I can only imagine what Dr. Evil would do with such a killing machine… Anyway, I don’t know if it’s because of the weather (yes, we’re having storms again) or my TiVo is throwing a hissy fit about having to watch this show twice a week, but for some reason, the sound is really off tonight. Ironically, I like it better this way. Especially when Zayra “performs.”
Hey, does anyone know if Brooke is pregnant? Because I don’t know how else to explain her outfit. It makes her boobs look droopy and her belly quite large. It’s almost as if she’s trying to hide a protruding starving African belly. Or maybe she’s hiding an actual starving African. Enquiring minds want to know!
Brooke introduces the 12 remaining rockers, saying they’re “sitting together like they’re crammed into coach class.” Since when has Brooke ever flown coach? She then follows up with, “But only one of the rockers will be hitching a ride in a private jet with Supernova.” Oh, I get it. Airplane humor. Okay, I got one. Ready? Northwest.
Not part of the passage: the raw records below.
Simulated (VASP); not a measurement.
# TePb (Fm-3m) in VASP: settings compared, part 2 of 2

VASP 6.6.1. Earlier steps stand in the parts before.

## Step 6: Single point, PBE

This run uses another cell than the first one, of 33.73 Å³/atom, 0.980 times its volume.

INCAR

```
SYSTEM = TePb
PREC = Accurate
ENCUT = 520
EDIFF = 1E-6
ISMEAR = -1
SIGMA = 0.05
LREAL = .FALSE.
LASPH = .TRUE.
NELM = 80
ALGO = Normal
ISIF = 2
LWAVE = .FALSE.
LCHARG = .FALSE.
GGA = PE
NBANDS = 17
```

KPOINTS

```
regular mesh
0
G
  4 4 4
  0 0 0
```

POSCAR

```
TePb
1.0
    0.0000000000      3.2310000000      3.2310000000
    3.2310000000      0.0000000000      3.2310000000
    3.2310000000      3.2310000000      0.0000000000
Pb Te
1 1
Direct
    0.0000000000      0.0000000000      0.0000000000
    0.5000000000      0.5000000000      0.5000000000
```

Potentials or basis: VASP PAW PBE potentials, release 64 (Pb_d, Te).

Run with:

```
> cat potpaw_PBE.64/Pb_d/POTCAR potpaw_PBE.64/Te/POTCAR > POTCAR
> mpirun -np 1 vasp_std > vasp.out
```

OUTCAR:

After a quick introduction of the band, it’s time for the closest thing to a catchphrase Brooke has (apart from calling everyone a “rocker,” that is): introducing her “good friend,” TheDave. Wait a minute, she didn’t introduce him as her “good friend”! I bet she’s just sore because TheDave said her outfit was so ugly even he wouldn’t wear it. Okay, he didn’t really say that. Because as we all know, there isn’t a woman’s outfit ugly enough that TheDave wouldn’t wear.
Last week, Jason played bass with Phil. This week, Gilby is going to jam on lead guitar with one of the rockers. Who will it be? You’ll just have to watch and find out. Please let it be Zayra! Please let it be Zayra!
As we all know, Supernova has been in the studio working on their “sound.” Earlier in the week, they took a break and visited the mansion to play some tracks for the contestants. Much bobbing of heads, snapping of fingers and clapping of hands ensues. And that’s just for Jason’s a cappella version of Frera Jaqua! Eh, if only he’d actually sung Frera Jaqua. Because truth be told, the tracks they played kinda sucked. Maybe the band should pick Zayra. At least having someone on stage shooting lasers out of her hands would take the attention off their music.
Evidently, I’m alone in my dislike, because the rockers all seem to love what they’re hearing. I know, what are the odds? General consensus seems to be it sounds like top-down, cold beer, good times, classic rock and roll. Or, as I like to call it, Journey.
Okay, it’s not that bad. But I don’t think it’s something I’ll be downloading off of iTunes anytime soon. Primarily because my iPod broke yet again. Thanks a lot, STEVE JOBS. I bet if we shaved his head, we’d find a tiny 666 tattooed on his scalp. Growing up, I always thought the Antichrist would be cool. But Steve Jobs is just a dick!
Anyway, the contestants all say they get what the band’s all about now, and can’t wait to put some words to the tracks. Come on, you can’t tell me singing something to that is going to be more fun than covering “Sanitarium”. Pussies.
Back in the club, Gilby tells the contestants it was great to hang out with them the other night, but now that they know the type of music the band will be playing, there’s no more excuses for sucking. Unless your name is Zayra, in which case that’s all the excuse you need.
“Enough about our music,” says T-Lee. It’s time to hear the contestants. “Let’s crank this up, bitch!” I love when Tommy hits the rockers with his patented pillow talk.
First out of the gate is the Shire’s own Lukaswise Gamgee. Tonight, he’ll be singing “Bittersweet Symphony” by
The Rolling Stones The Verve. I wonder if The Stones will sue him now for copyright infringement? It’s typical Lukas. All growly posing and no enunciation. In terms of clarity, his guy’s delivery makes Bob Dylan sound like William F. Buckley. TheDave really likes it though; in fact, he says Lukas was “awesome” twice! T-Lee says it’s exactly how he’d have done the song. Except he’d have sung it whilst playing jump rope with his schlong. Of course, his schlong is taller than Lukas, so I think he was just funning with our ‘lil munchkin.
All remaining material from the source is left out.